Here’s To You

It was in the middle of rehearsal tonight when I thought to myself, ‘I am so fucking lucky.’

I landed in Des Moines at noon. Mike and Jason pulled up just as I walked out of baggage claim. They whisked me straight to lunch with the band at Royal Mile. Jason’s wife, Stephanie, and sometimes Nada guitarist, Travis Ballstadt, also showed up. Lunch was on the label, so I decided a few beers were in order. Somewhere around my third beer, and my third bite of a well-earned cheeseburger, I cracked a molar. I’m talking a soul-shattering “SNAP!” Everyone heard it. Stephanie and Charidy asked, “Are you ok?”

I wasn’t. My nerve was exposed. But I faked it. I finished my beer, the group dispersed, and thirty minutes later, I was in a Dr. Zisko’s dentist chair. By three o’clock, it was done. One vicodin, one shot of novacaine, and a fair dose of suction later, my molar was whole again. (In New York, I would still be waiting for an appointment.)

Back at Authentic Records Headquarters, Mike and Jason were making calls for radio adds, while I shipped copies of “Heartland.” We race across town for a live news hit on Channel 8, picked up a few growlers of beer from Racoon River Bar & Grille, then headed back to the office.

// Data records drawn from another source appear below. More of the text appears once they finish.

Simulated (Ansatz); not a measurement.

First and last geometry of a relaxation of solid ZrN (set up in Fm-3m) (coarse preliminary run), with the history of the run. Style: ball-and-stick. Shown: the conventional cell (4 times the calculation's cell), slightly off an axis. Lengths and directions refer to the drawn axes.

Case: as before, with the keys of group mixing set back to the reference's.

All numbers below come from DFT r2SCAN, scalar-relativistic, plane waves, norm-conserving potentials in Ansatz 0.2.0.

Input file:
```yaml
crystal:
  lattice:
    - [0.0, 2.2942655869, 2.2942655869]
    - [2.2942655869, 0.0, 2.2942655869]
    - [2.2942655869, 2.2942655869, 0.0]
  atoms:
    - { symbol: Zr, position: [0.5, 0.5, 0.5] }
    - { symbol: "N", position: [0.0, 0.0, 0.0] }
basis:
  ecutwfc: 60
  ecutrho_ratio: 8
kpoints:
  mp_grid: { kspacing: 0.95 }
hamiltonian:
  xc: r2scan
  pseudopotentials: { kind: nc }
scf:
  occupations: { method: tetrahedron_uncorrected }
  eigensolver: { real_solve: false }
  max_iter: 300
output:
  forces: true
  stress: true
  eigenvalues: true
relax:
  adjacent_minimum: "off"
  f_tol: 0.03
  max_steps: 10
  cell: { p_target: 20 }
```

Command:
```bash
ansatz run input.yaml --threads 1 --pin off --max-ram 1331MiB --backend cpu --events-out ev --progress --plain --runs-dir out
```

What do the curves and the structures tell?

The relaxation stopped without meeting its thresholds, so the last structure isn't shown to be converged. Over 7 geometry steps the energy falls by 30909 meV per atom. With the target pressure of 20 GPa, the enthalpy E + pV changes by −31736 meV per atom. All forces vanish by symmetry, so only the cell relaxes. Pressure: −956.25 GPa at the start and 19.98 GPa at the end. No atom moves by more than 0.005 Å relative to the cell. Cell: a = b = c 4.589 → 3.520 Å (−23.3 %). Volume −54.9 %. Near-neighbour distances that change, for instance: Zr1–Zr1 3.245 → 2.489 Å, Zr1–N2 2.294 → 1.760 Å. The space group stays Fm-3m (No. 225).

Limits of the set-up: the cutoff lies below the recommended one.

One by one, members of the Authentic Family showed up for rehearsal. Seems we’re performing, “Do They Know It’s Christmas?” for the finale of The Third Annual Nada Silent Night on Friday.

Now, you gotta understand that “Do They Know It’s Christmas?” was one of my my favorite songs. It was huge in the heyday of my MTV viewership. I’m talking sixth grade. Chris’ll tell ya all I did was come home from school, park myself on the couch, and watch MTV. It’s the song that started all of the benefit songs. It’s the only good one. So I’m excited to be performing it with these guys, even if singing about African famine in Iowa (or anywhere anymore)seems a bit weird. It’s a heck of a song. (And yes, I’ve insisted on performing Bono’s part.)

So we’re rehearsing in Authentic Records Headquarters. It’s a loft in downtown Des Moines (which, contrary to what you might think of Des Moines, is a downtown). The walls are red brick. There are are Christmas lights hanging from the rafters. A dozen of us are huddled around singing at the top of our lungs. Drummer Justin Klein is running late on account of a drum lesson, so I’ve assumed the throne, am holding down the groove, and leading everyone through the song (which I still know by heart). Jason and Stephanie’s son, Mitchell, is playing cowbell. It’s a beautiful din. And I think to myself, ‘I am so fucking lucky.’